Principal photography ran 78 days from December 13, 1982, through March 1, 1983, shot entirely on location in Philadelphia and New York City. The New York Mercantile Exchange provided the setting for the film's climactic commodity trading sequence, with the frozen concentrated orange juice futures pit at the center of the plot. Final scenes were filmed in Saint Croix, U.S. Virgin Islands.
The film's plot drew on the tradition of class-swap comedies stretching from Mark Twain's The Prince and the Pauper through the screwball comedies of the 1930s, updating the premise with pointed commentary on Reagan-era economic inequality. The Duke brothers' casual bet over whether nature or nurture determines success functions as a satire of inherited wealth and social mobility that gave the comedy a bite beyond its surface entertainment.

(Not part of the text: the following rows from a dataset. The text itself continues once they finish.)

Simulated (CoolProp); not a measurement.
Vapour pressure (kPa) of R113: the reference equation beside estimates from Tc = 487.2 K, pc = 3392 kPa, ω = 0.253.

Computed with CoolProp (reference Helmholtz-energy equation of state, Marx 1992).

The commodity trading plot that drives the finale had an unexpected real-world afterlife. In 2010, Congress passed the Dodd-Frank Wall Street Reform and Consumer Protection Act. Section 746 of that legislation, which prohibits federal employees from leaking government information to commodity traders and bars traders from profiting on such leaked information, became known colloquially as the Eddie Murphy Rule. A CFTC commissioner cited the film directly in congressional testimony when explaining the provision, noting that the scheme executed by Murphy and Aykroyd in the film had not, in fact, been illegal before the law passed.
Awards and Recognition
Trading Places received nominations and wins across the major awards circuits for the 1983 awards season:
- BAFTA Award, Best Supporting Actor: Won. Denholm Elliott as Coleman, the Duke family's butler, delivered what many critics considered the finest performance in the film. Elliott won the BAFTA over a competitive field.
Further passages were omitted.